Playoff push over despite impressive rally in L.A.
The 22,000 in Banc of California Stadium were rocking.
Diego Rossi had staked LAFC to a 2-0 lead before the game was 15 minutes old, and celebrity fan Will Ferrell was whipping the 3552 Angelinos supporters section into an undulated black-and-gold frenzy. But the Vancouver Whitecaps had made a promise, and — surprisingly, considering the situation — kept it. They’d promised never to give in again, and they didn’t, as Yordy Reyna and Jordon Mutch scored to rally the Whitecaps to a 2-2 tie against one of the MLS Cup favourites on Sunday.
It was a gritty effort, but in the end, only counted for pride as the Caps were mathematically eliminated with the result.
Here’s what we learned …
PHONZIE EFFECT
“Whomever the Whitecaps bring in as new coach is going to have to bring in a major-level talent to replace Alphonso Davies,” says Captain Obvious. The 17-year-old was, by and large, the only offence the Caps could muster for much of the game, and he did it despite being double and triple-teamed.

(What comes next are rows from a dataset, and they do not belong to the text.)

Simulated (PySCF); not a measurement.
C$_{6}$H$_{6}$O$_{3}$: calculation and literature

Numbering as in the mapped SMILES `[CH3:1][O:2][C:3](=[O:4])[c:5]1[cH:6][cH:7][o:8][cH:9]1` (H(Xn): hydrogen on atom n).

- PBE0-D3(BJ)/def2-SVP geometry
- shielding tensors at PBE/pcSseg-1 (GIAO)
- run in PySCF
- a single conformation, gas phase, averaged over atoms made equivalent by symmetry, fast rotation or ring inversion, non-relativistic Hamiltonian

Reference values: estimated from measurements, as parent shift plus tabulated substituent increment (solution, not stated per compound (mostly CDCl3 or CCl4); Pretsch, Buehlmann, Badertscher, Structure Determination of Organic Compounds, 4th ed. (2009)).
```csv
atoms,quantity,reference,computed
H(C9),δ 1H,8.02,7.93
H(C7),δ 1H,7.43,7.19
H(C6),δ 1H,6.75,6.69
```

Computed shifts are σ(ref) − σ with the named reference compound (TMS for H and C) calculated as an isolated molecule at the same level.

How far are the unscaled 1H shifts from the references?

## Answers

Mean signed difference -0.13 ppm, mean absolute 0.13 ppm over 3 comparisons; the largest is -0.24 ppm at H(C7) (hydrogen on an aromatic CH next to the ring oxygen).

Davies pounded the point home for effect every time he got the ball in space. With the Caps down 2-0, the Bayern-bound talent collected the ball in his own third and charged down the left flank while being marked by both fullback Danilo Silva and backchecking midfielder Lee Nguyen.
After out-pacing both, he split between them before being blatantly chopped down in the box by midfielder Benny Feilhaber.
Reyna converted the ensuing penalty kick in the 22nd minute for his sixth goal of the season to give the Caps some life.
Davies had six successful dribbles on the day, extending his MLS -leading total to 123, and had a team-high three key passes.
Expect the oft-repeated theme of this upcoming week to be “Portland is the last time you’ll be able to see Phonzie play live.”
FAMILIAR HOLE
The Caps put themselves behind the eight-ball after the usual gamut of half-mistakes and soft defence.
Rossi’s first goal, five minutes in, began from a sequence that saw fullback Jake Nerwinski and Reyna get tangled up and go down in a heap. The Caps defence was on their heels, and it didn’t take much to unravel it, with Carlos Vela’s through-ball the final tug on the string, as Rossi fired it home from 10 yards out.
The second goal was peak Bob Bradley ball. The attack-from-theback philosophy saw it take five touches from the top of the LAFC 18 to the back of the net behind Stefan Marinovic.
Scrambling to keep up with the ball and player movement, the defence saw Aaron Kovar’s cross redirected by a diving Kendall Waston and roll right to Rossi on the corner of the six-yard box.
It could have been four goals in the first half for Rossi but for a sliding block from Nerwinski and another volley bouncing over the bar from seven yards out.
‘GENIUS’ OF DALRYMPLE
Twice, Craig Dalrymple has subbed on Mutch late in games, and both times the decision was initially met by tweetstorms and condemnation veiled as confusion from the broadcasters. But he was vindicated both times.
Against Toronto, Mutch came on in place of Aly Ghazal in the 75th minute, and set up Kei Kamara’s game-winning goal.
On Sunday, he subbed off Reyna, who had been the Caps most effective offensive creator aside from Davies, in the 61st minute. Four minutes later, the former Premier Leaguer unleashed a 25-yard rocket, by far the most impressive goal from distance for the Whitecaps this year, to knot the score at 2-2.
WHAT THIS MEANS
The Whitecaps (12-13-8) had needed to win both their remaining games and top Real Salt Lake’s goal-differential to make the playoffs.
The tie leaves them on 44 points and in eighth place with one game remaining.
RSL (14-13-7, 49 pts.) lost 3-0 to Portland in their final game on Sunday, leaving the door open for the L.A. Galaxy (13-11-9, 48 pts.) to slide into the final playoff berth next week when they host Houston. The Galaxy beat Minnesota 3-1 on Sunday to put themselves in the driver’s seat.
BY THE NUMBERS
LAFC outshot the Whitecaps 20-10 overall — the same total for the second-straight game for Vancouver — but the shots on target were much closer (5-4). All but four of L.A.’s shots came inside the box.
Vancouver only completed 66 per cent of passes — 12 points under their season average — and without Kamara in the lineup, only won seven of 23 aerial battles.